You don’t wear anything as it’s typical that you only go with friends of the same sex. If you’re somewhere with a private banya, it’s perfectly acceptable to go to the banya with your significant other. You might be given a sheet for some modesty as you sit between rounds.
Before you go inside, be sure to eat beforehand as you don’t want to pass out inside and to take a shower without soap before hand. Try to avoid getting your hair wet before you go inside.
You need someone who knows what they’re doing when it comes to setting up the banya. The banya can be heated to nearly 200 degrees Fahrenheit (93 degrees Celsius). Admittably, we went into the banya as it warmed up–and I was shocked at the degree of the humidity inside: up to 60%. Outside of the banya is cold water and it’s typical to throw a little cold water onto the hot rocks to create steam to make it easier to breathe in the air.

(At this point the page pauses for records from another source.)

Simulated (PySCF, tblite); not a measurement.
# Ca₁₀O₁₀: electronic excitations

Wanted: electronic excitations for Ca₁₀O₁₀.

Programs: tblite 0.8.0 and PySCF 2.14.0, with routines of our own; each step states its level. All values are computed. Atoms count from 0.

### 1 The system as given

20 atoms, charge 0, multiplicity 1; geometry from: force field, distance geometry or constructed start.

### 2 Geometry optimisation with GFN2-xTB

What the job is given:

Once you’re inside of the banya, it’s polite to put a towel below where you’re sitting as the wood will be hot and it prevents your sweat from dripping everywhere. Although Russian banyas may have multiple steps, it’s good to remember the higher you go…the hotter it will get.
You know that it’s working as you might see sweat dripping off you. At this point, strangers might start hitting you with twigs as part of being friendly. If you’re new to banya, this is very confusing. (More about Russian banya accessories below…)
You’ll know when you’re ready to get outside of the banya. (To be fair, I lasted only about 8 minutes.) You need to be careful about how long you stay in the banya as some people make it into a contest into who can last the longest. You don’t want to faint, so you need to be mindful about your time inside.
Afterwards, you’ll want to rinse yourself with cold water as it works magic for your skin. We ended up using a ladle as the cold water was just too shockingly cold. Some people even jump naked into the snow afterwards to cool down! I struggled a bit with this part as the water that I used was freezing cold, but it really worked magic in terms of removing dead skin.
Afterwards, wrap yourself in your sheet (or a blanket)–and sip on some tea as you cool down. Once you’re ready, go for another round. I was told that most people do about three rounds. Basically, do a couple rounds of the banya until you feel just exhausted.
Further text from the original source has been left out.